Originally Posted by fukawi1
Did you try using -PN?
Thanks for this tip. I just tried it and NMAP responds that all "All 1000 scanned ports on 192.168.1.3 are filtered"
androideve@ubuntu10:~$ nmap -PN 192.168.1.3
Starting Nmap 5.00 ( http://nmap.org ) at 2011-11-16 09:20 EST
All 1000 scanned ports on 192.168.1.3 are filtered
Nmap done: 1 IP address (1 host up) scanned in 6.89 seconds
I understand that this has to do with the firewall on the remote (scanned) host, but the main reason I am trying to use NMAP is to see which ports on the remote host are open and whether it is at all ping-able.
Well, I can ping it using 'ping' but not using NMAP. I find this very confusing.

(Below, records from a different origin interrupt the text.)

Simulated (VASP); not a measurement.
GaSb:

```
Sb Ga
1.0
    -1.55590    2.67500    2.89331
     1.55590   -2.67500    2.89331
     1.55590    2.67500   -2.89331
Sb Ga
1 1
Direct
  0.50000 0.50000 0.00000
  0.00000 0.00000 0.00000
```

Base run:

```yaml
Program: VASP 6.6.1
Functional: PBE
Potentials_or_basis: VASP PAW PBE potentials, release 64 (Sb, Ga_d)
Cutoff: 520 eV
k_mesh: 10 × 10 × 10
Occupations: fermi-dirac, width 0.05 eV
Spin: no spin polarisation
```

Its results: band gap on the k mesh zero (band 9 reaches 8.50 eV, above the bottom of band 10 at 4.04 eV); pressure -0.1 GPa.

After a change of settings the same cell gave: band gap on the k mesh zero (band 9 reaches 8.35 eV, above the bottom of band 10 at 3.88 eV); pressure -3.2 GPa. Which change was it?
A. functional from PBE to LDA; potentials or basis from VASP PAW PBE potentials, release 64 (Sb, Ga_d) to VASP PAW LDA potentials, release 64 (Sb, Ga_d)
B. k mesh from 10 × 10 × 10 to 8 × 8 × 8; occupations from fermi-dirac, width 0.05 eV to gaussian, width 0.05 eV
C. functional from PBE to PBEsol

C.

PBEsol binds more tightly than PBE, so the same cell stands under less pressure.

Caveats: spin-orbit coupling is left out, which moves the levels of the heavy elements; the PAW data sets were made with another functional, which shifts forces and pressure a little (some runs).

Furthermore, the iptables firewall on the remote host has SSH checked as a Trusted Service ("accessible from all hosts and networks"). Why didn't NMAP detect this?
It turns out that when I last scanned the CentOS 6 remote host, it was in sleep mode. When I woke it up and tried NMAP again, I received:
android-eve@ubuntu10:~$ nmap -PN 192.168.1.3
Starting Nmap 5.00 ( http://nmap.org ) at 2011-11-16 11:11 EST
Interesting ports on 192.168.1.3:
Not shown: 999 filtered ports
PORT STATE SERVICE
22/tcp closed ssh
Nmap done: 1 IP address (1 host up) scanned in 4.97 seconds
So, at least I see some consistency between the firewall setting and what NMAP reports.
I am still confused by NMAP not reporting a perfectly ping-able host. If I were to rely on NMAP for verifying that my host is 100% stealthed, it would have mislead me.
What am I missing about the correct usage of NMAP?